Midgard: The Modern Mali

As ARM’s current-generation SoC GPU architecture, at the highest level the Midgard architecture is an interesting take on GPUs that in some ways looks a lot like other GPUs we’ve seen before, and in other ways (owing to its uncommon ancestry) is radically unlike other GPUs. This is coupled with the fact that as an SoC GPU supplier, ARM is in an interesting position where they can offer both CPU and GPU designs to 3rd party licensees, unlike most other GPU designers who either use their designs internally (Qualcomm, NVIDIA) or only license out GPUs and not ARM CPUs (Imagination). From a sales perspective this means ARM can offer the CPU and GPU designs together in a bundle, but perhaps more importantly it means they have the capability design the two in concert with each other, being in the position of the sole creator of the ARM ISA.

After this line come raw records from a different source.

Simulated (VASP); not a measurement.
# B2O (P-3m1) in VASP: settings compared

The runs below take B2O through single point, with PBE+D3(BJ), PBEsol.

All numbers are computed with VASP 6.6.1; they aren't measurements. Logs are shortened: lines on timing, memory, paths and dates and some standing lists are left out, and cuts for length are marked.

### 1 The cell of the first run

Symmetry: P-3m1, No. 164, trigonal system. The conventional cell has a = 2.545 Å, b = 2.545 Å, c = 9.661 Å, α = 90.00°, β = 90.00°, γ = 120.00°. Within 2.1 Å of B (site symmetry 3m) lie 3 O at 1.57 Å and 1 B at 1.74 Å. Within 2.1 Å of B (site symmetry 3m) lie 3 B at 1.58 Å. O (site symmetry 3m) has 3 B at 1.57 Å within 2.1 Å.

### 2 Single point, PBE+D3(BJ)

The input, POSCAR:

Architecturally Midgard is a direct descendant of Utgard. While there is a significant difference in how unified and discrete shaders operate, and as a result they cannot simply be swapped, the resulting shader design for Midgard still ends inheriting many of Utgard’s design elements, features, and quirks. At the same time the surrounding functionality blocks that compose the rest of the GPU have received their own upgrades over the years to improve performance and features, but are none the less distinctly descended from Utgard as well. At the end of the day this is a distinction more important for programmers than it is users (or even tech enthusiasts), but going forward it’s interesting to note just how similar Utgard and Midgard are, a similarity we don’t normally see between unified and discrete shader designs.

From a design standpoint Midgard is designed to span much of the range for SoC GPUs, from cheap, area-efficient designs to relatively massive designs with an eye on gaming. In doing so ARM offers a few different variations on the Midgard design that are all architecturally identical, but will vary slightly in features and internal organization. So for the purposes of today’s article we’ll be focusing on ARM’s latest and greatest design, Mali-T760, but we will also be calling out differences as necessary.

First and foremost then, let’s talk about design goals and features. Unlike the bare bones OpenGL ES 2.0 Utgard architecture, Midgard has been designed to be a more feature-rich architecture that not only offers solid graphics performance but solid compute performance too. This is in part a logical extension of what a unified shader GPU can already do – they’re innately good at mass math for graphics, so compute is only a minor stretch – but also a deliberate decision by ARM to push compute harder than they would otherwise have to for merely a graphics product.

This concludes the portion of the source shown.